Reading the IBM/Netezza Tea Leaves

Few industry watchers foresee much in the way of serious overlap between Big Blue's existing data warehousing assets and Netezza's. However, IBM will probably have to make some tough choices, particularly on the software side.

IBM Corp.'s $1.7 billion acquisition of Netezza Inc. raised many questions, starting with the ultimate disposition of Netezza under Big Blue's stewardship. BI pros may also wonder how IBM plans to position Netezza relative to its existing Smart Analytic offerings.

Few analysts foresee much in the way of serious overlap between Big Blue's existing data warehousing (DW) assets and Netezza. Overlap, yes -- but overlap that is mostly benign.

Industry veteran Wayne Eckerson, director of education for TDWI Research, weighed in on just this issue shortly after Big Blue pulled the trigger on Netezza.

"[T]here's a lot of overlap between [Smart Analytics and Netezza]," he conceded, noting, however, that IBM "did position Netezza as a data mart for analytics and for [small- and medium-sized businesses]."

In this and a few other respects, he argued, Netezza and Smart Analytics are highly differentiated propositions.

"[Y]ou get everything including Cognos software for one SKU [with Smart Analytics] and have it shipped to you in two weeks, but it was still [based on] DB2 and it still required [some] configuration. As much as they would pre-configure it, it still took some time to get that up and running."

Although Netezza isn't quite plug, play, load, and go, Eckerson acknowledged, it does come close -- or closer than IBM's Smart Analytics bundles, at any rate.

Eckerson's TDWI colleague, Philip Russom, says the two technologies -- v Netezza's "TwinFin" DW appliances and IBM's Smart Analytics system bundles -- are designed to address two very different analytic segments.

"Netezza overlaps with IBM's Smart Analytics Systems and numerous other hardware/software bundles," noted Russom.

Compared to Smart Analytics -- or to any of IBM's other Big Data offerings, for that matter -- "Netezza is more for really big data analytics, as opposed to IBM's general-purpose analytic products," Russom continued.

He likewise distinguished between Netezza's analytic data warehousing chops and the analytic assets that IBM by way of its acquisition of the former SPSS Inc. "Compared to SPSS … Netezza is solidly for analytics based on what I call 'extreme SQL' -- [this] involves full-blown SQL applications, with thousands of lines of code and very, very complex queries against gigantic labyrinths of data."

Analytic Apples and Oranges

Industry veteran Merv Adrian, a principal with IT Market Strategy, offers a typically trenchant take. First of all, Adrian notes, IBM's Smart Analytics line covers a good bit of ground: it consists of the Smart Analytics System 9600 (based on mainframe hardware), Smart Analytics System 7600 (based on POWER hardware), and Smart Analytics System 5600 (based on x64 hardware).

Netezza says that data warehouse configurations of between 10 and 20 TB comprise its "sweet spot." IBM nominally targets this same 10-20 TB segment with its x64-based Smart Analytics 5600 system.

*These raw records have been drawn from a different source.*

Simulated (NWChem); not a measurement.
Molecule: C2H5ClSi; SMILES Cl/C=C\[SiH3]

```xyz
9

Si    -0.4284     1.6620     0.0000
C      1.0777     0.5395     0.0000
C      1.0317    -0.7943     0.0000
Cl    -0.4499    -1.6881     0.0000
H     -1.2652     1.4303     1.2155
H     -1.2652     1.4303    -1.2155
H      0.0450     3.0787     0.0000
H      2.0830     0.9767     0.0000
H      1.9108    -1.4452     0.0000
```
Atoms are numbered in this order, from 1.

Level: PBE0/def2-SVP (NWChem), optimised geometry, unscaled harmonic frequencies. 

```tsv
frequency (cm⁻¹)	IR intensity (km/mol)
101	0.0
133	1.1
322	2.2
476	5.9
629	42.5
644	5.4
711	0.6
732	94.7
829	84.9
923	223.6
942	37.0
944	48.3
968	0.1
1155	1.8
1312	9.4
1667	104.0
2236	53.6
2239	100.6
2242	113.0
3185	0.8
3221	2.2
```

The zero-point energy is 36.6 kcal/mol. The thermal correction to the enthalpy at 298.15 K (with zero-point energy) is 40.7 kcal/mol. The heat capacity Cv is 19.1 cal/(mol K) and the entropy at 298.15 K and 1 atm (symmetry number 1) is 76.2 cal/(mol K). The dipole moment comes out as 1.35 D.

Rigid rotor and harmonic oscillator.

That's not all. A sweet spot is (by definition) far from bleeding-edge, which means that Netezza's most ambitious customers are scaling into triple-digit-terabyte configurations. The rub is that Big Blue pushes two of its Smart Analytic bundles -- the POWER-based 7600 and the mainframe-powered 9600 -- for such enterprises.

"Sampling and aggregation take too much detail away, [Netezza] says: to do analytics around the 'long tail' of distribution in your data sets, you need more than just a sample. Collecting 10s or 100s of terabytes and running predictive analytics and optimization techniques provides more insight than conventional BI and dashboard reports," Adrian writes. "But those high-end volume numbers are where IBM positions the 7600 and 9600 -- so even those platforms are potentially challenged by the deal."

IBM could have quite a messy overlap on its hands, assuming, again, that we're comparing Netezza's apples with Smart Analytics' apples.

The good news, if you can call it that, is that we aren't, Adrian concludes.

The approach championed by Netezza -- which prescribes both an analytic database and (more recently) an ecosystem of supporting analytic technologies -- differs drastically from IBM's model with Smart Analytics, which is predicated upon a tweaked and hotrodded DB2.

Netezza likewise relies on features in its hardware to a greater degree than does IBM -- particularly in its storage tier.

Adrian cites Netezza's in-database support for several key analytic technologies (the open source Hadoop implementation of MapReduce and the open source R language foremost among them), as well as a unique storage tier that arguably served as a point of departure for Oracle Corp.'s own Exadata storage topology.

"Netezza's storage innovations are based on 'Zone Maps,' which keep track of key statistics, such as the minimum and maximum value of columns in each storage extent," he explains. Because the Zone Map can quickly identify which data falls in a specified data range, it helps avoid "general table scans and the associated enormous I/O overhead they create," Adrian continues.

With the introduction of its TwinFin architecture last August (TwinFin runs on S Series blades from IBM), Netezza switched to a mostly commodity solution. TwinFin eschewed the PowerPC chips that Netezza had long used to drive its Snippet Processing Units (SPU) in favor of field programmable gate array (FPGA) daughtercards. Here, too, Adrian distinguishes between Netezza's apples and Smart Analytics' oranges.

"FPGAs make further 'smart' decisions: they PROJECT only the columns in the SELECT statement and RESTRICT to retrieve only the rows in the WHERE clause," he writes.

On the software side, the issue of overlap becomes muddier.

In addition to Hadoop and R, Netezza offers wrappers that support a handful of popular programming languages (Java, Python, Fortran, C, and C++).

It has also developed wizards to accelerate the creation of UDFs, Adrian writes. In addition, Netezza's new i-Class library "upped the analytic ante by adding … a library of functions that scale to use available memory to become maximally parallelized and callable from any language Netezza supports," he explains.

Elsewhere, Netezza offers support for both the GNU Scientific Library (which consists of some 2,000 functions) and the R-oriented CRAN repository.

All of this brings us back to a $1.7 billion question: how will Netezza fare under IBM's stewardship? Will IBM opt to effectively transplant Netezza as it exists today into its teeming information management universe, or will Big Blue -- especially on the software side -- choose not to bring forward some of the things that gave Netezza its renown? It's a near-run thing, according to Adrian.

"Will IBM port all these functions to DB2? Essentially, they are simply algorithms implemented close to the data in various UDF-like forms -- though 'simple' does a disservice to the quality and power of the work involved," he concludes. "Or will the existing Smart Analytics Systems continue to be marketed primarily on the basis of their convenient pre-integrated setup and library of industry models?"